Dollar Weakening Article Review

As the author of the article “Weakening dollar means buying power for foreign tourists in U.S.” has noted, the foreign tourists visiting United States benefit from the weakening dollar because they are able to spend more money not because the buying power of one dollar has increased or the prices went down, but because the exchange rates are different.  The article is based on the testimonies from tourists from versatile countries who are very pleasantly surprised with the ability to afford more goods and visit places that were too expensive for them before. Even the prices for air tickets are better and less expensive.

If to look back at the event of September 11, it is possible to attribute the weakening dollar to the overall economic slowdown.  The number of tourists has much declined and several industries were forced to slow down their operations. For example, in December the percent decline was following:

Hotel/Motel Revenue 19.4%
Consumer Confidence 14.9%
Hotel/Motel Occupancy 10.2%
Travel Agent Sales 8.9%

Of course, today the situation is not as bad and, in fact, the number of tourists is increasing as well as revenues of the industry.  One of the problems is that the American tourists are able to buy fewer goods for the same amount of dollars on their visits to the European countries because the exchange rate has changed not in their favor.  The most impacted sectors are:

  • Hotel/Motel Occupancy Rates
  • Hotel/Motel Room Revenue
  • Revenue Passenger Miles
  • Employment in Air Transportation and Transportation Service Industries
  • Rental Car Travel and Mileage per-day Index
  • Total Travel Agent Sales
  • Retail Sales in Eating and Drinking Establishments
  • Consumer Confidence Index

From the economic standpoint, the weakening of dollar has negative impact on the position of United States in the global economy and the possibilities to cooperate with the foreign suppliers.  However, from the standpoint of tourism, the weakening of dollar has a positive impact on the number of tourists. Foreigners are willing to visit United States and buy goods they could not afford before.  If to think for a moment, the exchange rates have not changed so much recently and people do not get much more dollars for the same amount of currency. The feeling they get about being able to afford more is false to some extent, but the change in few dollars is like the discount and tourists spend more money anyway, improving the economic well-being of United States.
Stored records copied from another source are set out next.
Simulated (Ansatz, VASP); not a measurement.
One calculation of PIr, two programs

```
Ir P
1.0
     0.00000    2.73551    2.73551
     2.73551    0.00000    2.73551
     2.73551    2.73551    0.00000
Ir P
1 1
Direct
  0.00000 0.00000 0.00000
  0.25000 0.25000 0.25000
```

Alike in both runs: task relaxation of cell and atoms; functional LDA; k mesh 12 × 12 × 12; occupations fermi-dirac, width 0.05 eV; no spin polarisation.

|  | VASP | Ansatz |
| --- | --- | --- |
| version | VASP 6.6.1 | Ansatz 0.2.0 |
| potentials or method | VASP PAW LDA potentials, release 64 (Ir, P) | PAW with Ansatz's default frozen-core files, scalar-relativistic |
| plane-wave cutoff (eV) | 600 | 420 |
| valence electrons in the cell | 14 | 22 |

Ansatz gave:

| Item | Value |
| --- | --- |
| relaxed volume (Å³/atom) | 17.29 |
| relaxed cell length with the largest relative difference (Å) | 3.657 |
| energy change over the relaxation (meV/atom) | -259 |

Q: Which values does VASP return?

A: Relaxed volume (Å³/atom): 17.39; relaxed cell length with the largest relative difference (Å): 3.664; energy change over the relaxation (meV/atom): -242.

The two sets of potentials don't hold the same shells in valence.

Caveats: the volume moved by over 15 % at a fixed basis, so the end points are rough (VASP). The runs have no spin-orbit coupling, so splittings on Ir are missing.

Of course, not everybody is satisfied and the weakening dollars is not beneficial for all foreigners.  For example, the tourists from Rome claim that it is still cheaper in Italy. For the last six months the exchange rate for dollar with the base currency euro has not been steady.

It is cleat that euro is stronger to dollar, however, it does not indicate that euro as the currency has became stronger or that the dollar became weaker because of euro.  The dollar is getting weaker due to the domestic economic situation and the European tourists benefit from such situation.

Works Cited

“Weakening dollar means buying power for foreign tourists in U.S.” USA Today 15 Dec 2003. 18 Feb 2006 <>.